Psychology 20 Questionnaire

Question from :
I’m currently taking Psychology 20 in school and would like to ask you a few questions about atheism for a project on spirituality if you have the time. The questions are:

1. How does your faith or understanding of the world shape your worldview?
2. How do you justify your actions (good and bad) for your belief system?
3.What gives you meaning and purpose?
4.What are ways you express yourself and why?
5. How do you view the idea of the soul and/or the afterlife?

Hoping for a quick response and thank you for taking the time to answer.

Answer by SmartLX:
Not my quickest response ever, but not bad. Here we go.

1. My view of the world is that it’s shaped and influenced by natural forces, which are powerful but undirected and certainly not worth pleading with. I’m acutely aware that many do not feel this way, so I see what appears to be a great deal of effort wasted because it’s spent trying to please gods that I don’t think are there.

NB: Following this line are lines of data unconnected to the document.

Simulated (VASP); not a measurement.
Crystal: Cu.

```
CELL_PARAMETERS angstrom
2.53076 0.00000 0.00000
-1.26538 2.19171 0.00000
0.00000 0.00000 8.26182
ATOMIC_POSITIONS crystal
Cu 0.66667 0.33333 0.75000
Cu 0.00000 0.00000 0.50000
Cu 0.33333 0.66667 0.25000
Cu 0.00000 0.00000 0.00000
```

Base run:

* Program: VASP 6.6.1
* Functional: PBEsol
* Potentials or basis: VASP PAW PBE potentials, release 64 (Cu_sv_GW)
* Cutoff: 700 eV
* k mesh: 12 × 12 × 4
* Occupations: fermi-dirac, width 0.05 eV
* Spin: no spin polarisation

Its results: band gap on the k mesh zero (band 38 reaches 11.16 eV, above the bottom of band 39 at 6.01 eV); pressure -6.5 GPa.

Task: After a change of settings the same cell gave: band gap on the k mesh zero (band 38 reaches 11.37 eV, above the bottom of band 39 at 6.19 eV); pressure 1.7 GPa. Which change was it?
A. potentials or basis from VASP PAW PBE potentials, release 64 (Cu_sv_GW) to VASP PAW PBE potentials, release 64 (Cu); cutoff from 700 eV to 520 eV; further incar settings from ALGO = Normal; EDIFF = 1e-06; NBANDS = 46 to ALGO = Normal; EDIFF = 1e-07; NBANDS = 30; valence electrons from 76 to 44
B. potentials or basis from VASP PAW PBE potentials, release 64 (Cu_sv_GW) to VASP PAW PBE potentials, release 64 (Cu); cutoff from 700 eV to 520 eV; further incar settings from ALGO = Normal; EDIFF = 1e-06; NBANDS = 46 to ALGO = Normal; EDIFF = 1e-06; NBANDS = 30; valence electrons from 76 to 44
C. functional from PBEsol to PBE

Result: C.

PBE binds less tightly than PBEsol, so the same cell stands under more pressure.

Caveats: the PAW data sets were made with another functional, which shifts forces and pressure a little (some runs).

2. I care for myself, and as a social animal I care for the people around me. My awareness of the world beyond my immediate surroundings extends that expression of care to all the people of the world, generally speaking. I justify my actions in terms of the benefit and harm they do to myself and other people, not necessarily in that order, with a view to maximising benefit and minimising harm. The exact meanings of those two quantities I often re-evaluate based on the situation, so that I’m not thinking in a way that doesn’t apply to the circumstances at hand.

3. I choose what my purposes are. From personal achievements to the welfare of selected others (that is, not all purposes are selfish), I devote myself to realising those things I want to bring to fruition. This gives my life meaning to me, and to many others, though not to everyone. This is enough, because whether my life matters to all strangers is not something I worry about.

4. I speak, I write, I sing, I draw, I work, I dance, I play, I struggle, I love. I do these things because I can.

5. The soul does not appear to exist, because identity and consciousness are products of the brain and are damaged or destroyed when the brain is. After the death of the brain there is nothing left of a person to experience any kind of afterlife.

Atheism is a…what?

Question from Kristen:
What is Atheism?

Answer by SmartLX:
Years ago, site founder Jake did a great job answering the question, “What is an atheist?” He defined the word very simply, and dispelled some myths about atheism which even now are depressingly prevalent. In an effort to be complementary instead of redundant, I will instead discuss what atheism actually is, in other words, how it can be categorised.

Is atheism a religion? No. The basic definitions of the word “religion” have in common the existence of a set of beliefs, usually in something unknown and supernatural, and atheism as defined by most atheists is a lack of belief in any such thing. (Since I’ve just referenced dictionary.com, I should address the definitions of “atheism” there: the first one, an actual belief that there is no god, is known as strong atheism, and is not a very common position. The second definition is better.)

Some theists nevertheless accuse atheists of being religious, for example about evolution or an as-yet-undetermined natural cause for the universe. Evolution is easy to accept with confidence, rather than belief, because it supplies plentiful evidence. A natural universe-starter cannot inspire positive belief unless you take a guess at what it actually was, and stick to that guess to the exclusion of all other possibilities. Few people do this for anything but a god.

Is atheism a worldview? Hardly, because it only takes a position on one thing. If there are no gods in the world, that doesn’t tell us much at all about the world, especially given that theology regularly defends gods by explaining why the world usually looks as if there are none.

Is atheism a philosophy? No, for much the same reason it isn’t a worldview. The absence of gods is not very informative with respect to logic, morals and so on. Atheists look to other sources for these, not to some god-shaped hole in the world.

If it’s none of these, then what is atheism, finally? It’s a position one can take, at least. I had a go at nailing down the specific position here. More directly, though, it’s a rejection of a position, namely the theist position that there is good reason to believe in a Creator or other deity. Atheists think there’s no good reason.

So if that’s all atheism is, why is it so important to proclaim and to encourage? Because the alternative position locks people into rigid religions, worldviews and philosophies with little or no evidential support behind them, which may or may not even apply to modern people’s lives. Once one is free of theism, one may draw upon the sum recorded total of human wisdom (the only kind we know there is) to formulate one’s own approach to life, and accept the world more as it really is. I am confident that we’d all be happier this way. True persuasion, not coercion, is the only way to get people there.